ACKRELL SPAC PARTNERS I CO. ANNOUNCES CHANGE IN DATE BY WHICH REDEMPTION REQUESTS FOR SHARES IN CONNECTION WITH SPECIAL MEETING OF STOCKHOLDERS TO VOTE UPON AN EXTENSION OF TIME WITHIN WHICH IT MUST COMPLETE AN INITIAL BUSINESS COMBINATION
03 Juin 2022 - 11:00PM
Ackrell SPAC Partners I Co. (NASDAQ: ACKIU) (“Ackrell” or the
“Company”), a special purpose acquisition company, today issued a
press release in which it advised holders of the subunits issued in
its initial public offering, that Thursday, June 16, 2022 (and not
June 17) is the date by which they must submit requests for
redemption of shares of common stock underlying their subunits to
receive their pro rata portion of the funds held in the trust
account in connection with the stockholder vote on a proposal to
extend the time the Company has to consummate an initial business
combination from June 23, 2022 to September 23, 2022 (the
“Extension Proposal”). The Company’s proxy statement dated
May 26, 2022 (the “Proxy Statement”) for a special meeting of
stockholders to be held on June 21, 2022 (the “Special
Meeting”), at which stockholders will consider and vote on the
Extension Proposal, had stated that June 17 was the date by
which redemption requests had to be submitted to Continental
Stock Transfer & Trust Company (“Continental”), the Company’s
transfer agent. The Company today also filed a Supplement to
the Proxy Statement with the Securities and Exchange Commission to
advise stockholders of the earlier date by which their redemption
requests must be submitted to Continental.
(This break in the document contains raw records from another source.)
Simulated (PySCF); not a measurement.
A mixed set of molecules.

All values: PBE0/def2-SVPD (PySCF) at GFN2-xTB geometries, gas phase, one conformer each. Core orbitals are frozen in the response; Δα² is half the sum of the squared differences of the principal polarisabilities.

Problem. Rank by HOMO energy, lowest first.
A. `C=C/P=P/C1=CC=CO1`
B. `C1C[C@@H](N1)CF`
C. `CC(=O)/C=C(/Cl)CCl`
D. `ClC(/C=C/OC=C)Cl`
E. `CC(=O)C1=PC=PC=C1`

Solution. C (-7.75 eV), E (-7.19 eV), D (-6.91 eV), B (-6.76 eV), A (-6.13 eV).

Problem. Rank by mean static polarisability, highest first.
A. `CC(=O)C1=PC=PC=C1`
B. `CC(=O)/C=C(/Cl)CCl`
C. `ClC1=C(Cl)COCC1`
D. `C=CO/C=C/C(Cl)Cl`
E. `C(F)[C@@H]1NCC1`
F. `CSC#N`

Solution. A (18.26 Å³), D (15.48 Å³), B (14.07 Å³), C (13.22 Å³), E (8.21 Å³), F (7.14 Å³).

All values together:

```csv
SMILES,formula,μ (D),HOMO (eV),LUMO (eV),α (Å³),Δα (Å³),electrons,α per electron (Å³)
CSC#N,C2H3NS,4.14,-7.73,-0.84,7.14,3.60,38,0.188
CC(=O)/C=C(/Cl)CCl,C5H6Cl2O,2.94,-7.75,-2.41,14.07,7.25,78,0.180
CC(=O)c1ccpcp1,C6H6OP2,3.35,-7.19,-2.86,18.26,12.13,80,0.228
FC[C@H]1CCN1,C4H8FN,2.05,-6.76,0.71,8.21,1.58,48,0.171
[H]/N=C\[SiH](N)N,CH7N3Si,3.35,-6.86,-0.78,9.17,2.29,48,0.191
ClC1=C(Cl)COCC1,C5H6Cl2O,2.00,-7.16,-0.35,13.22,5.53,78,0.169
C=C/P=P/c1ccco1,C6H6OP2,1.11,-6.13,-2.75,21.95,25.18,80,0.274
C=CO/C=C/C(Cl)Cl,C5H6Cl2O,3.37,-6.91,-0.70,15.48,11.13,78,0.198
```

Stockholders of record as of May 16, 2022 will
be able to attend and participate in the Special Meeting online by
visiting https://www.cstproxy.com/ackrellspac/2022. Please see the
Company’s Proxy Statement mailed to stockholders of record and
available at the SEC website at www.sec.gov for more
information.
About Ackrell SPAC Partners I
Co.
Ackrell is a blank check company formed for the
purpose of effecting a merger, capital stock exchange, asset
acquisition, stock purchase, reorganization or similar business
combination with one or more businesses. While the Company may
pursue an acquisition in any business industry or sector, it
intends to concentrate its efforts on identifying businesses in the
branded fast-moving consumer goods industry. The Company is led by
Chairman Michael Ackrell, Vice Chairman Shannon Soqui, Chief
Executive Officer Jason M. Roth, Chief Operating Officer &
President Stephen N. Cannon, and Chief Financial Officer Long
Long.
Cautionary Note Regarding
Forward-Looking Statements
This press release may include, and oral
statements made from time to time by representatives of the Company
may include, “forward-looking statements” within the meaning of
Section 27A of the Securities Act of 1933, as amended, and Section
21E of the Securities Exchange Act of 1934, as amended. Statements
regarding possible business combinations and the financing thereof,
and related matters, as well as all other statements other than
statements of historical fact included in this press release are
forward-looking statements. When used in this press release, words
such as “anticipate,” “believe,” “continue,” “could,” “estimate,”
“expect,” “intend,” “may,” “might,” “plan,” “possible,”
“potential,” “predict,” “project,” “should,” “would” and similar
expressions, as they relate to us or our management team, identify
forward-looking statements. Such forward-looking statements are
based on the beliefs of management, as well as assumptions made by,
and information currently available to, the Company’s management.
Actual results could differ materially from those contemplated by
the forward-looking statements as a result of certain factors
detailed in the Company’s filings with the Securities and Exchange
Commission (“SEC”). All subsequent written or oral forward-looking
statements attributable to us or persons acting on our behalf are
qualified in their entirety by this paragraph. Forward-looking
statements are subject to numerous conditions, many of which are
beyond the control of the Company, including those set forth in the
Risk Factors section of the Company’s registration statement and
prospectus for the Company’s initial public offering and other
reports filed with the SEC. The Company undertakes no obligation to
update these statements for revisions or changes after the date of
this release, except as required by law.
Investor Contact:
Ackrell SPAC Partners I Co.(650)
560-4753Info@ackrellspac.com
Ackrell SPAC Partners I (NASDAQ:ACKIU)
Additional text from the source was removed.